It’s no surprise that the United States holds the title for the world’s top economy, but this may no longer stand with China in second place. The United States’ GDP is valued at $6.5T more than China’s which gives them quite the hefty advantage at face value. However, the International Monetary Fund (IMF) has recently taken Purchasing Power Parity (PPP) into account for China which allowed them to overtake the US as the world’s top economy. Through the PPP, the value of money is compared with other countries and taken into consideration. As the standard of living makes it more affordable to stay in China compared to the US, China’s monetary figure was then adjusted. An employed person in China would typically earn less than someone from the US, and this shows the disparities that the PPP is meant to solve. With these factors in place, the IMF currently values China’s economy at $17.92T, slightly higher than that of the US’ at $17.81T.

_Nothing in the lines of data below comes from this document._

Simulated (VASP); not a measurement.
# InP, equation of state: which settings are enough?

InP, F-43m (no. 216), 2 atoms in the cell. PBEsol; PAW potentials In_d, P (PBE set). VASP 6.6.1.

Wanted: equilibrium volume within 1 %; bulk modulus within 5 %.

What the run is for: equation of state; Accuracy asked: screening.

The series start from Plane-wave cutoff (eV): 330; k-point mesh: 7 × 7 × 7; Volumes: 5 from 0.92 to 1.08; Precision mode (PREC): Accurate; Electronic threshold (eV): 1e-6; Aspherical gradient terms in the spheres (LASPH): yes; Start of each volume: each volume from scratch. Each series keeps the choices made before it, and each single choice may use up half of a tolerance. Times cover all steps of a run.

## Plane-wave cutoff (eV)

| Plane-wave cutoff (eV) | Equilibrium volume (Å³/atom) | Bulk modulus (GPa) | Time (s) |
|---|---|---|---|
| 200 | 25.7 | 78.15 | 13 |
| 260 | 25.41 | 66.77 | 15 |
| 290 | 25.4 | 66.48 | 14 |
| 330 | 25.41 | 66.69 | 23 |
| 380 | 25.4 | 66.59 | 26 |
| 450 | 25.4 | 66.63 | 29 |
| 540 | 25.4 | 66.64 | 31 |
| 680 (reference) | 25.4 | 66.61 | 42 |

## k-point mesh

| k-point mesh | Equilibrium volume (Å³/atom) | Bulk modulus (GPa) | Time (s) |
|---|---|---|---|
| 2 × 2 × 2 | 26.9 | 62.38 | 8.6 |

The two countries have come a long way from the early 1900s, a period that could be considered as their worst, economically, for them both. With two World Wars occurring one after the other, the United States trying to pick itself back up from the recession, and China having to deal with continuous invasions from Japan and the Nanking Massacre, it’s a wonder how both countries were able to build themselves up to become the top economic powers they are today.
Despite this, China still has a long way to go for the raw market value of their currency to overtake the US dollar. This is dealt with in other avenues, such as their investment in education. The Chinese government began to heavily fund education since 2012, with China investing 4% of their total GDP. In recent years, there has been a noticeable rise in teachers instructing at educational institutions, as well as young individuals enrolling in undergraduate, primary, and secondary schools. Ultimately, this becomes a great investment in the nation’s youth, as the enhanced training and education places these citizens on the path to become more skilled. This makes them an invaluable asset to the economy when they begin to work and contribute to the country’s GDP. Given that all goes well in this endeavor, China’s workforce would be more than capable to increase manpower and products than that of their US counterparts.
This could be the reason behind the growth in China’s annual GDP being larger than that of the United States. At 6.9%, China’s GDP growth is far larger than the United States’, which remains only at 2.4%. Only time will tell whether this annual growth rate could help China surpass the US’ economy. According to the Center for Economics and Business Research (CEBR), it is predicted that China will become the top leading economy in 2029. This information is not surprising given that the US growth rate is far lower than that of China’s, and their population is nearly a fourth of China’s as well.
China has also begun to cut back on its CO2 emissions by converting their operations to be sustained by renewable energy. Until now, China’s rise on the global economic scale has been based on their usage of fossil fuels, though have now begun to invest in renewable energy. The country has become the largest investor in renewable energy and has spent more than Europe and the United States combined. Now with US President Trump taking a step back by retracting the US’ participation in the Paris Climate Agreement and the world heading towards renewable energy, a decline for the US economy is on the horizon, with China stepping onto the forefront.